Spring Quilt Market, the trade show for the quilting world, was in Kansas City, Kansas this year. I work for Indygo Junction, an independent pattern company based here in suburban Kansas City. I design patterns, make samples and do some office work.
Market was open May 18-19 at Bartle Hall, a large convention center in downtown Kansas City.
Wednesday, May 15th was “load in” day when everyone brings their product and booths and starts setting up.
It comes in all forms from wooden crates delivered by fork lift to plastic tubs pushed on a dolly. Since we were so close to home this year we were able to forgo the wooden crates and bring a U-Haul truck. Once everything is in your space, the hard work starts — unpacking everything and assembling the booth.
For Indygo Junction, setting up the booth consists of dressing manikins, setting up the video monitors, making sure the pattern rack is stocked with all the new patterns and all the samples are all placed to their best advantage. Indygo Junction introduced more than 20 new patterns for this market. It’s a monumental job to get everything displayed properly. The booth was finally finished by Thursday afternoon. My newest pattern is the ruffled purse hanging on the manikin in this picture (#7).

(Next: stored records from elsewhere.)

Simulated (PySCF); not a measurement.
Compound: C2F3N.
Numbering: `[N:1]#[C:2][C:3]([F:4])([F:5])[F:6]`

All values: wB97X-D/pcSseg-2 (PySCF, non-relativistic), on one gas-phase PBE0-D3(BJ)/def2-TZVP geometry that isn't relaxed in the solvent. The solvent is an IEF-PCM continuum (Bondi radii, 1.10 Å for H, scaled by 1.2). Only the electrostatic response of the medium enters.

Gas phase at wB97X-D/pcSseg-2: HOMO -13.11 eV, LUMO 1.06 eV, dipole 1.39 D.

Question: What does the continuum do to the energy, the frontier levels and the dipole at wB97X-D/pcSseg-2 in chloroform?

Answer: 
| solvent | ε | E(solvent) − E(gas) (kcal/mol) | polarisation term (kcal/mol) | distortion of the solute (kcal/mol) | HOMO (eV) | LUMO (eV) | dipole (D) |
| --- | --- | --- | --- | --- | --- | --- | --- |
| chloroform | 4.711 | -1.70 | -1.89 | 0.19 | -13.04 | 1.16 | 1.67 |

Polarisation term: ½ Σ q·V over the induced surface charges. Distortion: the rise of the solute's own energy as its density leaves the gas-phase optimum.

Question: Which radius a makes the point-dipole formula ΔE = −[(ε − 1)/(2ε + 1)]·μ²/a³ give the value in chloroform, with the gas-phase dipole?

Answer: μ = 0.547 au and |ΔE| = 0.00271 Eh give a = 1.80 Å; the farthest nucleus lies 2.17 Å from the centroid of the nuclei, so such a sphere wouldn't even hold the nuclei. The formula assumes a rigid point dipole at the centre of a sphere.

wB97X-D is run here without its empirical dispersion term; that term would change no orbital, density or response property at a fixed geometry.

Thursday night is one of my favorite parts of any Quilt Market — it’s called Sample Spree. Hundreds and hundreds of shop owners line up to attend this event. Many of the vendors set up tables and sell their products to shop owners in singles. The purpose of Market is to sell to shop owners at wholesale. Vendors set their own minimum order quantity. Indygo Junction sells 3 of each design, though at sample spree they will sell one. Purchasing just one pattern allows a shop owner to take it back to the shop and “test” it before their full order is shipped.
My thanks to Peas in a Pod for sharing the above 2 photographs.
Most of those people run straight for the Moda booth. I think it resembles the running of the bulls. Moda has at least twelve 8-foot tables stacked four feet high with their newest fabric. They sell out in under 30 minutes. It’s like a feeding frenzy. Then the people start to visit other booths. Vendors can also take part in the buying frenzy. Over the years I have amassed a beautiful stockpile of silk, tons of machine embroidery thread, beads, books (signed), fabric and Bali Pops. I go nuts! It lasts until 10:00pm and by then everyone is ready to drop.
Market officially opens on Friday morning. It’s so peaceful before they open the doors.
Part of my job is to walk the show looking for new and different products and techniques that Indygo Junction could carry or feature in a pattern. I know it’s a tough job but somebody has to do it! And I get samples to try out. So much fun! The small booths are my favorites. I love to see what the individual entrepreneur is doing. The creativity on display is amazing The other part of my job is to work in our booth talking with customers about our new patterns and books. That part is fun, especially seeing those repeat customers. I also get to meet celebrities like Nancy Zieman, Jane Sassaman and Pokey Bolton.
Market is open until Sunday at 4:00 p.m. when the reverse process happens. Everything that was so lovingly put in its place on display, now gets put in plastic tubs and bags for the trip home. It’s a lot faster to pack everything up than it was to unpack and set up.
Market is over but the work isn’t. Now the administrative part of my job kicks in. One of my responsibilities in the office is the “Sample Closet”. That’s the place all of the samples live. And after each market I have to find room for all of those new samples that you saw in the Indygo Junction booth pictures. It’s always a tight squeeze.
Market is always fun and hard work — and it’s always good when it’s over!